Addington Arnie: It was a typical British autumnal day, a reasonable breeze with some dark clouds threatening rain but which fortunately for us didn’t amount to anything. The course is a James Braid design from 1907 and is similar to my home course in that the joy is in its simplicity. Some tree lined, gently undulating fairways without undue pressure on the swing, tightly bunkered approaches to smallish greens. Short walks between tees and greens and just 6,350 from the tips with a par of 70. It took Christian and I just 3 hours to get round.

Persimmon Golf Today: You chose to game your Kel Nagle irons and some modified Titleist woods. Were there any holes that were so long you wouldn’t be able to reach in regulation with well struck shots?

Addington Arnie: No not at all though the key phrase in your questions is “well struck shots”!

Persimmon Golf Today:What is your stock shot with this gear? When you encountered holes that didn’t fit that shot type, did you stick with your stock shot and try to fit it perfectly or did you try to work the ball? How did you fare, in general?

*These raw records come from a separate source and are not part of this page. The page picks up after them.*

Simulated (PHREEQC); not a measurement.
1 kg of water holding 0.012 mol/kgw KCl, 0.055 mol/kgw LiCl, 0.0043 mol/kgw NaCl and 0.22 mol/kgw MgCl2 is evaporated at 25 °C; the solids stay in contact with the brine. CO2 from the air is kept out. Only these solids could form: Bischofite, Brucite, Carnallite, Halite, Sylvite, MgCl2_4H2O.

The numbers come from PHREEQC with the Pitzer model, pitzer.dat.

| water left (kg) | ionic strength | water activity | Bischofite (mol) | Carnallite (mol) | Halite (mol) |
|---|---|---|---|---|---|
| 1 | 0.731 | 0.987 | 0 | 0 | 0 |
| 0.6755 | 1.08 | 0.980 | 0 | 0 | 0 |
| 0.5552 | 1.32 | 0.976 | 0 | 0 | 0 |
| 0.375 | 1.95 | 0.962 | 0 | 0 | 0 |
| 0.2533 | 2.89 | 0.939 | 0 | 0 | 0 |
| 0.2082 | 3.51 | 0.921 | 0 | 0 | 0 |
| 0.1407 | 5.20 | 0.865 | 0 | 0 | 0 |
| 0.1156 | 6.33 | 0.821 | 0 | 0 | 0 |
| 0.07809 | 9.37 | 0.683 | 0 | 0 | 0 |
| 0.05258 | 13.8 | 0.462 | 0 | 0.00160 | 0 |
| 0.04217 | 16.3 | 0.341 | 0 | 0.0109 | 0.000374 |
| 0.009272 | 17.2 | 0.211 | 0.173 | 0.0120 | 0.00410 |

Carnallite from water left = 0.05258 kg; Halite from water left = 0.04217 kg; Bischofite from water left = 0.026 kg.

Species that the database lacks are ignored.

Addington Arnie: I have always had a draw as my natural shot and hit the ball relatively low. The fact that I have never developed the ability to hit a fade easily found me out on more than one occasion during this round. Definitely a faders course! Most strikingly on our final hole which doglegs left to right with a right to left wind with trouble on the left. The sort of tee shot that wakes me up at night lol! I wouldn’t say I played my best but I hit enough good shots to thoroughly enjoy myself on a fun course with excellent company.

Persimmon Golf Today: Did you fall into any of the architects traps this round? Is there a particular shot that would play differently next time?

Addington Arnie: I think I would play a 3 wood or 2 iron off the tee on a few occasions instead of hitting driver. It was the first time I had played the course and can now see that position was more important than distance as it often is in retrospect!.

Persimmon Golf Today: Do you have a particularly memorable shot from your outing?

Addington Arnie: I hit a couple of 3 irons into a the wind that found the greens on par 3′s. I really enjoyed those, one of which you can see on the vid I think. You can catch the slightly surprised smile just at the end I think lol ;-)

Persimmon Golf Today:How would you change your bag makeup the next time you play this course, if at all? Did you bias your set towards more wedges or more fairway woods/long irons?

Addington Arnie: No I think that bag is set up fine for most of the courses I would ever play.

3 Responses to “Persimmon Golf Today Outings – Colchester Golf Club (UK), 17 Oct 2011”

  1. A fun day. Christian pipped me 2 & 1 for those who want the “gory” details. We hope it will inspire a few other to post themselves hitting persimmon or have a game with friends.

  2. Avatar of Sunset Flush Sunset Flush says:

    Nice job Christian and Arnie! It takes no small bit of bravery to put yourself online in a video! I really enjoyed the trip through the bag and around the course. It looks like you had a great time. You both have quality swings. I’ve been enjoying persimmon golf more lately and I’m glad that others are doing the same. Will you be posting more videos?

  3. Thanks Sunset Flush. I’m sure your right that posting video of your own golf swing is something that doesn’t come comfortably to many, including me. But now its “out there” then I will be happy to do more as and when I have the pleasure of playing with other persimmon players on PGT. As long as I have editorial control of course lol! Hope we get a chance to see you and a few others submit some clips of bag walkthroughs.